Punisher & Batman - Deadly Knights #446 - Page 26
Somehow Joker peering between the piano and its cover is one of the creepiest Joker panels I have ever seen.

While all this is going on, the Hack-Joust between Microchip and Robin comes to a close, and you see just why he’s the Boy Wonder!

Punisher & Batman - Deadly Knights #446 - Page 27
If your name is Microchip, you’ve sort of got to win your computer battles; it’s all you have got.

Robin seems to think that Batman is missing all of the action, which is sort of like thinking that someone on a boat in the middle of the Pacific Ocean could miss all the water.  Dude, the action is all around him.  Batman being Batman, he jumps right in, with Bat-Bombs flying.
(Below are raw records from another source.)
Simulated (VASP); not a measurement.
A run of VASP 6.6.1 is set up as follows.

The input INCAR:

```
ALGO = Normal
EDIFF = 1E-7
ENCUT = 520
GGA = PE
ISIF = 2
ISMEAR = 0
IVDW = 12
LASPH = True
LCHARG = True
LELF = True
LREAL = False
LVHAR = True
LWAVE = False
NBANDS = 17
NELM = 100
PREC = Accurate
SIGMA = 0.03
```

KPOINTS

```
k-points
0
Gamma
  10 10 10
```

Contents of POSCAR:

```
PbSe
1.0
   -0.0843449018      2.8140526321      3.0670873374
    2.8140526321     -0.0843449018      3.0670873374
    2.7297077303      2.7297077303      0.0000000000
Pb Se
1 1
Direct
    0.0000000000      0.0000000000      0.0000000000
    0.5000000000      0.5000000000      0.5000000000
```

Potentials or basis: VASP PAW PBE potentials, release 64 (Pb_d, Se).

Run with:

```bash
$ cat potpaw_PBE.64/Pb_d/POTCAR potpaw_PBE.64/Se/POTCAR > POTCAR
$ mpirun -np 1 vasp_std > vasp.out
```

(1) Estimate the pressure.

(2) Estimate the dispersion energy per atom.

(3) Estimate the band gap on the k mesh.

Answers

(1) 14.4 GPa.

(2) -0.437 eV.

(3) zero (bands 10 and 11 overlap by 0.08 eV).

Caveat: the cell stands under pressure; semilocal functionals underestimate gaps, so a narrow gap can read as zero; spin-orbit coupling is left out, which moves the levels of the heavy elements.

Batman doesn’t recognize Jigsaw based purely on his voice, but he does recognize someone else’s voice despite the cacophony that must be reverberating in this building, what with all the gunfire, explosions, Bat-Bombs, and ninja kicking going on.

Punisher & Batman - Deadly Knights #446 - Page 29
Wouldn’t it be more mysterious if he left his logo off of everything?  On the other hand, I’m totally in for the Bat-Bomb Batman action figure variant.

The world catches fire as Punisher and Batman join forces to get out of this maelstrom, although neither of them seem to be especially happy about it.  Of course, how happy is Punisher supposed to be?  It’s barely 18 seconds into this fight and he has already gotten shot.

Punisher & Batman - Deadly Knights #446 - Page 30
Only The Punisher would call Batman a Boy Scout.

In the midst of all the fighting, Punisher gets Batman some breathing room by, you know, blowing folks away.  This distracts Punisher enough to enable Jigsaw to sneak up on our beloved vigilante, but it also costs Jigsaw dearly…

Punisher & Batman - Deadly Knights #446 - Page 33
Yep, horseshoes and buckshot grenades.  Just like they say, close counts there.

I think there are three moments in this book that everyone was waiting for, and we’re about to hit all three of then in rapid order.  The first one happens right now, as the shit has hit the fan, there are mooks everywhere, and the only thing that can save the day is Batman and Punisher, side-by-side, taking out or taking down every Gotham mobster in sight.

Of course, what fun would this be if our two vigilantes didn’t toss a barb or two at one another, and how could this guy be Batman if he didn’t tell Castle to leave town when his immediate killing is over.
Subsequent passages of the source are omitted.